Like Bower's and Wilkins, KEF is a British company that was known for its loudspeakers before entering the consumer headphones arena. We were pretty impressed by its first on-ear headphone, the somewhat pricey M500, and also like the model reviewed here, the M400, which may not sound quite as good but costs a little less at $250 (£200 UK, AU$300).
With its metal chassis and sturdy headband, the build quality offers little to complain about, and the headphones fold up to fit in a nice neoprene carrying case. That case comes with a small V-shaped free-floating divider to keep the headphones finish from getting scratched up (the M400 comes in blue, orange, black and white), which is a bit awkward and easy to lose. The headphone cord is detachable and comes with an Apple-friendly inline remote/microphone.

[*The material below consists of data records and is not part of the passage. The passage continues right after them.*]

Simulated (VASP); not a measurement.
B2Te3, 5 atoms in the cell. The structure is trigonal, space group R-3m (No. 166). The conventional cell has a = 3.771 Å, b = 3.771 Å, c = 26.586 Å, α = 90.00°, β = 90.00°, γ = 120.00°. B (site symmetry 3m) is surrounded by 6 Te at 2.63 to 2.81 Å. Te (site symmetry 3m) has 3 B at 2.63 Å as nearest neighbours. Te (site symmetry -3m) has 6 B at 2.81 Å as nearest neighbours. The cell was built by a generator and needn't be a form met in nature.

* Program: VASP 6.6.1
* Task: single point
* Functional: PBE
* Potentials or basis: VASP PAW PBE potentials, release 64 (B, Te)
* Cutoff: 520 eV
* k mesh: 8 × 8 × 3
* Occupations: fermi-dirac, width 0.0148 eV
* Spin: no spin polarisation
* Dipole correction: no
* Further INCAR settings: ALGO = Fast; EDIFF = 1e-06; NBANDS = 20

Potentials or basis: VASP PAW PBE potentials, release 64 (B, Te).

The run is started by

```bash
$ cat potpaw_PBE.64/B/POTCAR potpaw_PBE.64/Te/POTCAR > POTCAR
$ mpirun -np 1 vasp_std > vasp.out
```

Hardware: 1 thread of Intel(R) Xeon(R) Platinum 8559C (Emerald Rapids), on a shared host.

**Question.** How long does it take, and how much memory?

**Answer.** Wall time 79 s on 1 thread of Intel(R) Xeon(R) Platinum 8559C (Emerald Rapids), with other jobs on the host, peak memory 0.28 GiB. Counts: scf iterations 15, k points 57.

Overall, we liked the sound (I also had CNET editor Ty Pendelbury and CNET contributor Steve Guttenberg have a listen). The bass will perhaps be a little too prominent for some listeners -- you can really hear how much of it there is on Nine Inch Nails tracks, for instance -- but the treble and midrange were pleasing and the headphone comes across on the warm side. It's fairly forgiving -- it works well with all types of music -- and in many ways has a similar sound profile to Bowers and Wilkins' P5 Series 2, but it isn't quite as comfortable or quite as swanky. But it's close.
In the end, the M400 one of those headphones that's quite likable, particularly for an on-ear, but doesn't necessarily blow you away for the money. It's also doesn't cost that much less than the step-up M500. In other words, this should be a $200 headphone to provide a little more delta between the two models.